At Mellow Mushroom in the American Tobacco Campus, half a deck of cards flies from the palm of a man’s hand to the inside of a card box across the table within a second. The cards inside are all the same color. At the Local 506 in Chapel Hill, a coin wrapped in a bundle of tissue paper is lit on fire, burning a hole through the deck of cards it is sitting on. The coin lands on the first in-tact card on the deck. It happens to be mine. At Cat’s Cradle in Carrboro, I unwrap a new CD case to find a card stuck on the inside cover. My name is signed on it. Who knew that the Triangle was, literally, a magical place?
When I first met Michael Casey, a magician from North Carolina, I was skeptical. A magician? I thought. Magic, like many other things from my childhood, like becoming a famous rock star or award-winning novelist, had died out and been replaced with prospects of the “real world,” of becoming the next big CEO or acing the LSAT. What I admire about Casey’s work, however, is that his performances are more than just slight of hand. As one of the most sought after magicians in the Triangle who has also performed at Duke, he makes people believe in magic again.

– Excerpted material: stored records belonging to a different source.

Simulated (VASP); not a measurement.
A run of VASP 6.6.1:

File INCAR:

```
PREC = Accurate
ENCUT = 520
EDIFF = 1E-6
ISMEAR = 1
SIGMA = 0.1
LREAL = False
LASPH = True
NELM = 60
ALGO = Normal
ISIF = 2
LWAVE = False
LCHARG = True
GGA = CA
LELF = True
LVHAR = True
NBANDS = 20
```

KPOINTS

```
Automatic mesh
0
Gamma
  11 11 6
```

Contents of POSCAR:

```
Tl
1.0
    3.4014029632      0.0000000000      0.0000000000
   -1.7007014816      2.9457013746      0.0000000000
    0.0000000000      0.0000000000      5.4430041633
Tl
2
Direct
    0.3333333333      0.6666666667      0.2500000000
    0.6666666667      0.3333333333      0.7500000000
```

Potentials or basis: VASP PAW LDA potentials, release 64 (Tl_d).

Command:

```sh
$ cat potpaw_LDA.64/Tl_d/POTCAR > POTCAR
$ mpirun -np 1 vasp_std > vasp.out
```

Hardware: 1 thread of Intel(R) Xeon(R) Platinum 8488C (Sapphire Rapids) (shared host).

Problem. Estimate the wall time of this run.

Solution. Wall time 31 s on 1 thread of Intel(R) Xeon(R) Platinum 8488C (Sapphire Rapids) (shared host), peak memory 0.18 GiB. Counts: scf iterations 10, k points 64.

I had the opportunity to interview Casey, who, as a local music aficionado that tours with his favorite bands, put me on the guest list for a show last weekend. He described magic as a way of breaking down people’s cynicism and defense mechanisms. His favorite people to put on a show for are the ones who don’t even like magic because of the opportunity to transform their paradigm of the world.
“Your entire life since you were born you had a category to put everything in and if you didn’t, you made one,” he told me. “You have boxes and sub-boxes for everything. Magic happens when you show someone something that uses all their boxes. It gives you something you can’t put into a box.”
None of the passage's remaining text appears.